How eCommerce Companies Can Prevail After the Loss of Third-Party Cookies

There has been a lot of speculation over if, when, and how exactly Google will move away from third-party cookies. But, at this point, it’s safe to admit to ourselves that it is happening. Our old way of doing business is going away, and now we need to look at how we’re going to adapt and succeed as marketers.

The Official News from Google Surrounding Third-Party Cookies

For those that missed it, Google is removing third-party cookies from Chrome in 2022. Firefox and Safari have already made this move, and Apple’s ATT update 14.5 is putting tracking permissions into the user’s hands by offering opt-in tracking as opposed to opt-out. What this all means is there will be less data available to marketers going forward (but therefore more privacy for users). For eCommerce companies, this is a big deal because it drastically affects your ability to target and remarket when it comes to PPC advertising. 

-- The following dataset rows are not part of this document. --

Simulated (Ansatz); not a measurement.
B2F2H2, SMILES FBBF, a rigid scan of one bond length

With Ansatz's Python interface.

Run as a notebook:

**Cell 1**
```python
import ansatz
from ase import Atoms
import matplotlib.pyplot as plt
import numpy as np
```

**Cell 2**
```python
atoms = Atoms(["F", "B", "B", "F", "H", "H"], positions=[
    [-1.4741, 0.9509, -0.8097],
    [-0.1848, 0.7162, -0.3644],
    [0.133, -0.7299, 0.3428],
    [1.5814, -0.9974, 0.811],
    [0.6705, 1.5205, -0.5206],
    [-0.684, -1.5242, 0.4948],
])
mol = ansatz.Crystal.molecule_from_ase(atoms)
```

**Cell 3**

There are some alternatives on the table such as Google’s Federated Learning of Cohorts (FLoC) that promises to offer cookie-like ability while still offering privacy to users by bunching them into groups (cohorts). The jury is still out on whether or not that will work, but you can learn more about this process here

Below, however, we’re going to focus on a worst-case scenario approach (also most-likely scenario) and assume that third-party cookies and anything that mimics them is gone for good. With that approach, we’re here to discuss the actionable ways a marketer can set themselves up for success regardless of what happens in the larger umbrella of tracking.

Collect First-Party Data

The number one thing that you can do to boost your performance is to collect first-party data. Hopefully this was already a part of your strategy, but now refining this process is more important than ever.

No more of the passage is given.